Audit Finds Police Intelligence Unit Complying
An annual audit of the Los Angeles Police Department’s Anti-Terrorist Division (ATD) has found that, with few exceptions, the secretive intelligence unit is complying with stringent guidelines intended to prevent improper police spying activities.
The audit, summarized in a 27-page report unanimously endorsed Tuesday by the Los Angeles Police Commission, found that ATD detectives on occasion in 1985 failed to adequately notify commissioners when “life-threatening” investigations were initiated.
Detectives also failed to close some investigative files per the unit’s commission-imposed guidelines.
However, none of the transgressions were significant or purposely misleading, said William R. Moran, the commission’s executive officer who prepared the audit.
“It definitely is a much better division in terms of compliance,” Moran said. “I think street efficiency has improved as well.”
Among ATD’s highlights last year, according to the audit, was the March 1 arrest of Jose Santos Jr., a self-professed Filipino hit man. Santos had admitted to “committing numerous political assassinations in his native land” and is currently in custody pending deportation, according to ATD officials. The unit also was instrumental in capturing a cache of sophisticated firearms being stockpiled by members of two rival narcotics rings in South-Central Los Angeles.

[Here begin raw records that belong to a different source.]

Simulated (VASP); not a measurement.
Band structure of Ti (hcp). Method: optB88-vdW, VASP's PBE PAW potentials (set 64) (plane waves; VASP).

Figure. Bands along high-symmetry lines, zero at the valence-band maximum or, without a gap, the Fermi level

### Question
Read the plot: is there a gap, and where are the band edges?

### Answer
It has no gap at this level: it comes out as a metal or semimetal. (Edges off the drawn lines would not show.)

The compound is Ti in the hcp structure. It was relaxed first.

ATD was organized in 1983 after its predecessor, the Public Disorder Intelligence Division, was disbanded amid revelations that detectives had improperly spied upon law-abiding citizens and organizations.
The ATD’s stringent guidelines were the result of an out-of-court settlement between the city and the American Civil Liberties Union, which filed a lawsuit on behalf of more than 100 people and groups who claimed they were subjected to needless police scrutiny.
On Tuesday, ACLU attorney Joan Howarth commended ATD’s efforts, saying her organization was “very impressed” with the unit’s progress.
Yet Howarth questioned the propriety of commission investigators spot-checking ATD detectives’ briefcases, lockers and desk drawers looking for improper intelligence files.
Such scrutiny, Howarth suggested, may violate constitutional protections that prohibit unlawful searches.